Should I move out?
One of the most common misconceptions is that a person will be found to have “abandoned” their home, by moving out, and that there will be a loss of rights resulting from this action. There is nothing in Michigan law that provides for a loss of rights if one moves out of the marital home. The home continues to be a marital asset and both spouses will be entitled to share in the value of the marital home, subject to other legal principles surrounding the source of the funds that were used to purchase the home.
However, there are considerations that should be made, in deciding whether to move out of your home when a divorce is being considered.
The first consideration is whether there are minor children. If there are minor children, and custody of those children is in dispute, the court may give stronger weight to award temporary custody to the parent who remains in the home. The reason for this is to provide stability for the children. For this reason, it is always preferable to have an agreement, in writing, with your spouse about the care and custody of the children before moving out. There are situations where this is impractical, such as when there are concerns for personal safety, and in those cases, one’s safety must always come first.
Another consideration is whether you and your spouse may both wish to be awarded the right to remain in the house after the divorce. Again, this has nothing to do with the award of monetary value of the house, but instead comes up if both parties will be asking the court to award physical possession of the home to them at the conclusion of the divorce. Obviously, there is only one house, so if a court has to decide who should be allowed to remain, one consideration is who has remained in the home up to that point. If there are minor children, it is likely that a court will allow the parent who will be the primary custodian of the children to remain in the house if he or she wishes. But in a case where there aren’t minor children, the scale may tip toward the person who has remained in the house.

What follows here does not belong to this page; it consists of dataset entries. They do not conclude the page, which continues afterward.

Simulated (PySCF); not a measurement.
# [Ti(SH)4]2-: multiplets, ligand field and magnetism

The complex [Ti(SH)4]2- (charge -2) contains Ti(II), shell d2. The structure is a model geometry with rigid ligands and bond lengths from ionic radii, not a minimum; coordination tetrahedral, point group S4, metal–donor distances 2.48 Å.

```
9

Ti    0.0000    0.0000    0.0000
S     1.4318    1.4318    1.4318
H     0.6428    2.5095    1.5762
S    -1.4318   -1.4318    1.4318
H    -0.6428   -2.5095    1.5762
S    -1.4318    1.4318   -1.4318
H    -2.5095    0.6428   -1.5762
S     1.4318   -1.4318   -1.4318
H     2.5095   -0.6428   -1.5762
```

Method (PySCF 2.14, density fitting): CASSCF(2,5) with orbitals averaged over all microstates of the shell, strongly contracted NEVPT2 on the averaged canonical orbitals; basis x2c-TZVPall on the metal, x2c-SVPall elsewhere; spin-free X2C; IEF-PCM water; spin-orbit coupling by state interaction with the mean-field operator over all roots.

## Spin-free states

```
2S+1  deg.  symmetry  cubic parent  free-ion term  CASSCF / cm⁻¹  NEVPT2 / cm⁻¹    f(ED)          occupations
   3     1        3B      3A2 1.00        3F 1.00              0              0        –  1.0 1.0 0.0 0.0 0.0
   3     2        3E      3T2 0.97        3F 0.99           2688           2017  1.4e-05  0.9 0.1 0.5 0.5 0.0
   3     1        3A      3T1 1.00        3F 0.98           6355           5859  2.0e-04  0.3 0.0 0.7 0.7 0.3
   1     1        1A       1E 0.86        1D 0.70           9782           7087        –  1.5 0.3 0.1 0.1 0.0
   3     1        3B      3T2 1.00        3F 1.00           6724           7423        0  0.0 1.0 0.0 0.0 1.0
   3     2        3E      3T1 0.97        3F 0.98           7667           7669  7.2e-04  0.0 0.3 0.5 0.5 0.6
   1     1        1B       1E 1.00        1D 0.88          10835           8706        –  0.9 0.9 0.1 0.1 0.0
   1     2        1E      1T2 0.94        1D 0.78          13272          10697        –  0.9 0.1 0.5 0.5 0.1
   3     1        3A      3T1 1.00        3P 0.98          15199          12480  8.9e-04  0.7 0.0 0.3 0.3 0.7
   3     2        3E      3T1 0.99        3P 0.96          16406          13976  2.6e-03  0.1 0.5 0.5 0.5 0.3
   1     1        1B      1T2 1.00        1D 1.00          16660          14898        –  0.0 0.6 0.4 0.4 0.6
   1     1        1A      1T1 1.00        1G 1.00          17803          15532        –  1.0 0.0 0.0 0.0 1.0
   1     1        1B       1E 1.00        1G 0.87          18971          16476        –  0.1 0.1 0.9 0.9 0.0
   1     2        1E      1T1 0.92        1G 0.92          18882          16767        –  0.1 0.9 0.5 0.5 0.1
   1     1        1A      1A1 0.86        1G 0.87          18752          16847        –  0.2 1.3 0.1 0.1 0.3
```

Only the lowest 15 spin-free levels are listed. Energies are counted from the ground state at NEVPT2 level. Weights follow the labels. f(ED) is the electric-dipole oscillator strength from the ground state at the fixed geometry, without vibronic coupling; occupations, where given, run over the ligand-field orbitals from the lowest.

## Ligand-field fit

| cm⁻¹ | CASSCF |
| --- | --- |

In the best of worlds, couples should come to an agreement before one moves out, covering how the expenses for the home will be maintained, the servicing of marital debt, whether income will be shared or kept separately, and if there are children, the parenting schedule that will be followed. This allows for both parties to be able to appropriately plan, and to know what can be expected. If reaching such an agreement is not possible, it is advisable to consult with an attorney before moving out, so there is an understanding of the possible ramifications.